10 minute read

Motivation

Recently I had a chance to make my first contribution in open source - mlxtend package of Sebastian Raschka, the author of many learning resources including one of my favorite books in machine learning - Machine Learning with PyTorch and Scikit-Learn.

The functionality which I contributed is GroupTimeSeriesSplit and it can be useful for evaluation in time series task in machine learning.

After 1.5 months of working on it I can see this functionality in the new release and the author even mentioned it in his Twitter post:

It was new and very interesting experience and therefore I decided to write the article:

  • To describe the process itself
  • To share my thoughts how to make this process faster and easier
  • To inspire someone who was thinking of starting to make a contribution, but for some reason was still afraid to do it

There are resources which explain some part of the contributing process but I wanted to make it more complete and describe from different points of view based on real example:

  • Why, what and how we can contribute
  • Contribution timeline
  • Interaction between contributor and maintainer
  • Description of the full contributing pipeline with technical details

All conclusions here are just my point of view based on personal experience and may not be the best solution for everyone.

Why?

I think I have the following main reasons why I started to do it:

  • It is just interesting
    I’ve been studying how to build Python packages using best practices for the last few months and it seemed to me that such an experience would complement my knowledge very well
  • It is a great chance to communicate and collaborate with people much more experienced than me
  • Finally my contribution may be useful to other people

What?

In my opinion it is easier to start with something simpler, for example:

  • Supplemental materials to the book
  • Сollection of links to various topics

We can find on Gitstar Ranking that 2 of 5 most popular GitHub repositories contain links to free programming books (237K+ stars) and even to all kinds of interesting topics (206K+ stars).

I started with creating Github issues for a book by the same author, and his feedback inspired me to suggest including my functionality in his Python package mlxtend.
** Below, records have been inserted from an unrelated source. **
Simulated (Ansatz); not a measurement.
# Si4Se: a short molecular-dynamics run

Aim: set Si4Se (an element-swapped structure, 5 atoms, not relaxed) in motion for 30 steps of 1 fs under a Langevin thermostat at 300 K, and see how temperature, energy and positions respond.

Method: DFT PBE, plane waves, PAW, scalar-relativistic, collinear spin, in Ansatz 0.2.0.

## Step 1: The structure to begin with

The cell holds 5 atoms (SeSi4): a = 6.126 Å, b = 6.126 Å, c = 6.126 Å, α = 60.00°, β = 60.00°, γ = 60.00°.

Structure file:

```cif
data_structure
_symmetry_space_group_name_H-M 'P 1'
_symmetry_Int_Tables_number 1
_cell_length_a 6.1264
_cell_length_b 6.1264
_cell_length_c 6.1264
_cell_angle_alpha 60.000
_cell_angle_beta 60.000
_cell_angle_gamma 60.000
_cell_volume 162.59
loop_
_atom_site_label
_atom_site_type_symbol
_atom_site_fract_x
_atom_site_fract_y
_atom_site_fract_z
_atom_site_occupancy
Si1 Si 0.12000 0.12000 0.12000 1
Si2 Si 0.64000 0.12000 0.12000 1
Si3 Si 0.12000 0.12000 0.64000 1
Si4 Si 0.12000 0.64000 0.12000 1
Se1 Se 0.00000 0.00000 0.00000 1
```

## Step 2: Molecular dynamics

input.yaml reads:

For Python package itself there are many parts where contribution can be useful, including:

  • Code
  • Documentation
  • CI/CD

And this type of contribution we will consider in the following sections of the article.

How?

1. Choose an idea
Idea should be rather interesting to you to have motivation to finish the work

2. Prepare
Very important step to use the time of all participants as efficiently as possible

3. Propose solution
Clearly define the problem you consider and possible steps to solve it

4. Implement solution
Collaborate with participants to solve the problem

In my case it was pretty easy to implement steps 1-3 (and even partially step 4) because before proposing GroupTimeSeriesSplit to the author:

  • I created it for my personal usage (mostly for ML competitions)
  • It was successfully used in projects at work by our team
  • I wrote the article about that
  • I restructured this functionality as the part of Python package

And by this time I had everything I needed to ask the author about contributing and in case of a positive answer, start developing.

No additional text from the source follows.